The meeting between Defense Minister Benny Gantz and Mr. Abbas at the octogenarian Palestinian leader’s private residence — less than a 10-minute drive from the Israeli military’s regional headquarters — lasted only about 90 minutes, but it immediately made waves in Israel and the West Bank.
It was the first time in more than seven years that a senior Israeli minister was known to have met with Mr. Abbas. Israel’s previous government, led by former Prime Minister Benjamin Netanyahu, had denigrated Mr. Abbas as an intransigent inciter of violence and never met with him.
The August meeting is the most prominent piece of evidence of a new, more cooperative approach to dealing with the Palestinian Authority, which senior members of Israel’s new government see as a bulwark against the Islamist militant group Hamas.

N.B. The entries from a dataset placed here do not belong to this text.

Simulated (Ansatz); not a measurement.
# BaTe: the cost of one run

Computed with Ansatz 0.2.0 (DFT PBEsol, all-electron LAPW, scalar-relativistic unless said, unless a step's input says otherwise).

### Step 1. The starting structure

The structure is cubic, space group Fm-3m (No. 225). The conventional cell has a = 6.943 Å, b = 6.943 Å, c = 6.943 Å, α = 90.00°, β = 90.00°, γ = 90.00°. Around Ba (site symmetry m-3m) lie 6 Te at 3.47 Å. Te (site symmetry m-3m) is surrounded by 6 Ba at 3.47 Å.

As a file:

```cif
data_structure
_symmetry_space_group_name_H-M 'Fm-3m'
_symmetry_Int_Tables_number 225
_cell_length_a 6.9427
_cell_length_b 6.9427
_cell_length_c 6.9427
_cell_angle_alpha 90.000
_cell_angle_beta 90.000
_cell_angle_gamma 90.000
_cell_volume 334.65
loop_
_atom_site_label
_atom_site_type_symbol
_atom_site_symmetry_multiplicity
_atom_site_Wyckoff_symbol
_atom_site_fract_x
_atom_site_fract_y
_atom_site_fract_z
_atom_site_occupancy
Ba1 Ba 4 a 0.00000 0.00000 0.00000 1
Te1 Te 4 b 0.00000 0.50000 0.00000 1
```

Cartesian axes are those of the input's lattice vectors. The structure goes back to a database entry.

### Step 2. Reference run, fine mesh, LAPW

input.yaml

Since the government took office in June, other ministers have met with their Palestinian counterparts and Israeli officials said they were taking an array of concrete steps to benefit Palestinians economically, to increase security cooperation and to change some policies that had been denounced as discriminatory.
“The Palestinian Authority is the legitimate representative of the Palestinian people, and we are working to strengthen the P.A.,” Mr. Gantz told diplomats at a recent briefing.
But the budding entente has clear limits, given that Prime Minister Naftali Bennett has ruled out the possibility of peace talks and the creation of a Palestinian state. Those constraints have led some critics to characterize his government as a kind of Netanyahu-lite and to attack the Palestinian Authority for going along with the new measures.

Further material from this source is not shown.